Sunday, April 29, 2012

My kinda dresser!

I am so stinkin' excited about this little dresser.  Why?  Cuz it's so stinkin' cute!!  My client (yep, that still sounds weird) said, "Distress the crap out of it."  So, I did, and I am IN LOVE with it!!  Craig thought I was nuts last night when I was showing it to him--I could hardly contain myself.  Be forwarned if you don't like distressing, don't look!!  ;)



The original hardware were pulls with the winged backplates--not a big fan. I absolutely love how these knobs compliment the color and the worn feel this dresser has now.

This seriously makes my heart beat a little bit faster.  lol  (I already know I'm crazy, thank you very much!). :)

She told me I could do a little something extra if I wanted to.  I thought it would be fun to do her birthday numbers down the front.  I like how they're subtle.

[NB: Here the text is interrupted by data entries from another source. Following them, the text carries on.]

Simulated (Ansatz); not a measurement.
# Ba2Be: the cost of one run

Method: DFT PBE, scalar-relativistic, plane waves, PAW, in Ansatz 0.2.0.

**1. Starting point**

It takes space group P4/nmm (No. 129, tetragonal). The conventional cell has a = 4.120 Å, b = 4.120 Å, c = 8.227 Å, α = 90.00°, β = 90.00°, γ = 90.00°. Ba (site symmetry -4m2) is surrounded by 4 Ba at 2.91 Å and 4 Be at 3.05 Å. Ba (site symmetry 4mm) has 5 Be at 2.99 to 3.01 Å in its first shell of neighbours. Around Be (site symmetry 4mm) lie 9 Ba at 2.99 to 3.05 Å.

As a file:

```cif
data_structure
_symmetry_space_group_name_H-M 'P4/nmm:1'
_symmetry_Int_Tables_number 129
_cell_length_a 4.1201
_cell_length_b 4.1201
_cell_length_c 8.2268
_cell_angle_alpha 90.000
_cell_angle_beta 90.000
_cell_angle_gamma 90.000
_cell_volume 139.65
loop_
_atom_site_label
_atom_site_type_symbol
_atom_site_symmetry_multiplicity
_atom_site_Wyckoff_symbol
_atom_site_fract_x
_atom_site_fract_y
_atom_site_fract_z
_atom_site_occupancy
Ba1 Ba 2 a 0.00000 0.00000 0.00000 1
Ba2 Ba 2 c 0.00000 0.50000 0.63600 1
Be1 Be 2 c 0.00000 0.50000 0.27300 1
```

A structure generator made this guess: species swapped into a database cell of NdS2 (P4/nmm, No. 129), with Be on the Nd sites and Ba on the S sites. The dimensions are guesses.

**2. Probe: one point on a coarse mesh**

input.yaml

I used 3 different grits of sandpaper --120, 180, and 220.


undercoat = Greek Villa SW
topcoat = Urbane Bronze SW
knobs = HL

Saturday, April 28, 2012


This cute not-so-little chalkboard has been sitting in my shop for at least 6 months.  I'm so happy it finally has a home!  Yea!



 The frame was a lot rougher than I had originally thought, so I distressed it a little more than I had intended.  It just didn't look right all new and white. :)

Love all the dents and dings--she has a lot of character!

I think she might even be featured in a wedding! :)


color = Greek Villa SW
dry brushed with Creme SW

Friday, April 27, 2012

Side table

Love how feminine and delicate this side table looks.  I had already sanded the top down in the before pic--couldn't wait to get started on it!  Another rough looking top with mahogany underneath the old varnish--love when that happens!



Love, love, love this pedestal!

Such a beautiful way I could paint over it!  I like the contrasting rim of the black.

Ooh la la!  :)

Thursday, April 26, 2012

Church Pew

Yep-you read it right.  This is a 10 foot! church pew.  I don't think many people can say they've painted one of these babies. :)


It had a yellowish/greenish thin wash over the wood. 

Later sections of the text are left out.